The old warriors form a loose semi-circle. Maj. Gen. David M. Jones, 88, begins: "Gentlemen, your attention. I will now call the names of our departed." As the former pilot names each colleague who either fell in battle or has died since the end of World War II, he is answered with an emphatic "Here" from a surviving crew member, an acknowledgment that while a man’s body may be gone, his spirit lives on. In a moment of silence to honor two men who died since the group last met a year ago, two goblets are turned upside down.

Jones reads the last name, then lifts his chalice: "Gentlemen, to our good friends who have gone."

This simple yet poignant annual ceremony, never before seen by the public, took place April 18 in Columbia, South Carolina, where the famous squadron known as the Doolittle Raiders was first mustered. Exactly 60 years earlier, under the legendary leadership of then-Lt. Col. James H. Doolittle, the Raiders performed one of the most daring military actions ever carried out. Just as the United States seemed on the verge of military collapse in the Pacific, these brave men launched a seemingly suicidal bombing run on a supremely confident Japan.

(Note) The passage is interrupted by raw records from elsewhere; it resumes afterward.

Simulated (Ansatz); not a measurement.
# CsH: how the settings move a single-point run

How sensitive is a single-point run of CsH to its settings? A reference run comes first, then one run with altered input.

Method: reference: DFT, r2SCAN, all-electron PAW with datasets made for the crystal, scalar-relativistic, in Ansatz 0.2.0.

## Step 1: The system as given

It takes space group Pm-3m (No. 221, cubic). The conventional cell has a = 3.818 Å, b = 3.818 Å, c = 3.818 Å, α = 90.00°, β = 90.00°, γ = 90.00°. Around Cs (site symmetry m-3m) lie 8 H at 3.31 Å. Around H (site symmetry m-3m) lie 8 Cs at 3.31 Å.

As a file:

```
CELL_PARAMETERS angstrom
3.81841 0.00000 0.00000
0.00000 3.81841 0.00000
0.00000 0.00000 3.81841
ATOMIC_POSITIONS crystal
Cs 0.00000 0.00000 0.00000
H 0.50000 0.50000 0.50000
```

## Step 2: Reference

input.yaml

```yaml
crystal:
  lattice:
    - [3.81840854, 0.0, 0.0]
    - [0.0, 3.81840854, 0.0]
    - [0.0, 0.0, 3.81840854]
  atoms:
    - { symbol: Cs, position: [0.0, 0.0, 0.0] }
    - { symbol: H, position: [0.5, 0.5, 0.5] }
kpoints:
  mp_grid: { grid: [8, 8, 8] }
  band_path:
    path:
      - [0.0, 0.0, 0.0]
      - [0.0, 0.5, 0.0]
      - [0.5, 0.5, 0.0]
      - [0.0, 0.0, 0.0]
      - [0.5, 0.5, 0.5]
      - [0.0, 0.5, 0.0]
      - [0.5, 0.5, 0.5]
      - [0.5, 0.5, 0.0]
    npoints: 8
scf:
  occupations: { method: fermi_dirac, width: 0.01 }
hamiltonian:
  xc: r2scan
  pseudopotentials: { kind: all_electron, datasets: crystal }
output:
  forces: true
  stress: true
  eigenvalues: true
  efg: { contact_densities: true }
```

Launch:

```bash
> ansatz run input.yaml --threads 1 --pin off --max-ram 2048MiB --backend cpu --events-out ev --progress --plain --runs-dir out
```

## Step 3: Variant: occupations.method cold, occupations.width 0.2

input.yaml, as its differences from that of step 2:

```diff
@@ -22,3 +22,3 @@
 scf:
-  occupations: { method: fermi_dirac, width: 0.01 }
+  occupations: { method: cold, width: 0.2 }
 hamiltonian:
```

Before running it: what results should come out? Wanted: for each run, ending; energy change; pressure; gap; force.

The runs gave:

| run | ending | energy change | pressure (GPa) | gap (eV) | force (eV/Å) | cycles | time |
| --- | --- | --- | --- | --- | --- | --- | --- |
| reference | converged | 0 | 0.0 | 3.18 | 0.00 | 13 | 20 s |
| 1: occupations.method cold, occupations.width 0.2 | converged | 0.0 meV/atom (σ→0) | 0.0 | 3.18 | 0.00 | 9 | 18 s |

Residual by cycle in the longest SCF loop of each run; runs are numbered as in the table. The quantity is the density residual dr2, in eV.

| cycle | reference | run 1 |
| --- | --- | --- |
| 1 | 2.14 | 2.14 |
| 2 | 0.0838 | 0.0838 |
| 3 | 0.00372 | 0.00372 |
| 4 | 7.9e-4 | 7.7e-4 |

Memorialized in the classic book and subsequent film Thirty Seconds Over Tokyo—as well as last year’s breathless Hollywood romance, Pearl Harbor—the mission has been remembered at Raider reunions held nearly every year since 1947. This year’s reunion in Columbia was one of the largest and most elaborate appreciations; it was certainly among the most emotional. Over five days, 14 of the surviving 23 Raiders (2 more have died since April) were feted with sold-out banquets, the reading of an impassioned note from President Bush, speeches by radio host Oliver North and retired astronaut Brig. Gen. Charles Duke, a parade down Main Street and an air show featuring meticulously maintained B-25 bombers similar to the 16 flown by the Raiders. History buffs of all ages asked the men to autograph posters, vintage photographs, model planes, baseballs and even the belly of one of the B-25s.

"They had their first union here, so we felt that they should have one of their last reunions here," said Brig. Gen. Carey Woodson Randall, chairman of the Columbia-based Celebrate Freedom Foundation, which hosted the event. "Bombing Japan just a few months after Pearl Harbor was a total shock. No one thought it could be done."

To understand the extraordinary derring-do of the Raiders, one needs to remember the circumstances of the time. The Japanese had just upended U.S. attempts to stay out of World War II with their devastating surprise attack on Pearl Harbor on Sunday morning, December 7, 1941. And Allied troops were being punished in the Philippines. An angry President Franklin D. Roosevelt demanded that his military brass design a strategy to strike back at the Japanese and show that the United States wasn’t about to roll over. The improbable solution: the Doolittle Raid.

Today it’s almost routine that bombers take off from fortress-like carriers, refuel in midair and travel thousands of miles to pummel enemies with virtual impunity. But consider what these men faced: only two B-25s—medium-range, twin-engine bombers—had ever taken off from the deck of an aircraft carrier (and those on a test flight in friendly waters). The bulkiness of these aircraft made landing on a ship impossible, which meant that they would have to find a safe landing strip after they hit their targets. Plus, not one of the 16 pilots (each with a crew of four) had flown any kind of plane off a ship at sea.

Despite these obstacles, a small carrier task force under the command of Adm. William Frederick "Bull" Halsey, Jr., assembled at a top secret location in the Pacific off Hawaii in April 1942. Their orders were to bring the carrier USS Hornet and the Raiders to within 450 miles of Tokyo, a distance that the planes could cover and still have enough fuel to fly deep into China, beyond the grasp of the Japanese. Bad luck, however, struck even before a single plane took off. Six hundred fifty miles off Tokyo, the ships stumbled upon a Japanese picketboat, which they promptly blew out of the water. Halsey and Doolittle, assuming that the enemy crew had alerted mainland Japan of an impending attack, agreed that the Raiders had to take off immediately; otherwise, the B-25s would have to be dumped overboard so that the Hornet could scramble its own fighters.

Doolittle did not hesitate, ordering his crews to start their engines. Two hundred miles short of their planned takeoff point, each Raider understood that even with the extra fuel they had hurriedly loaded on board, they might have to ditch their airplanes into the ocean or parachute into Japanese-held territory. To make matters worse, an unexpected squall sent waves arcing over the carrier’s deck.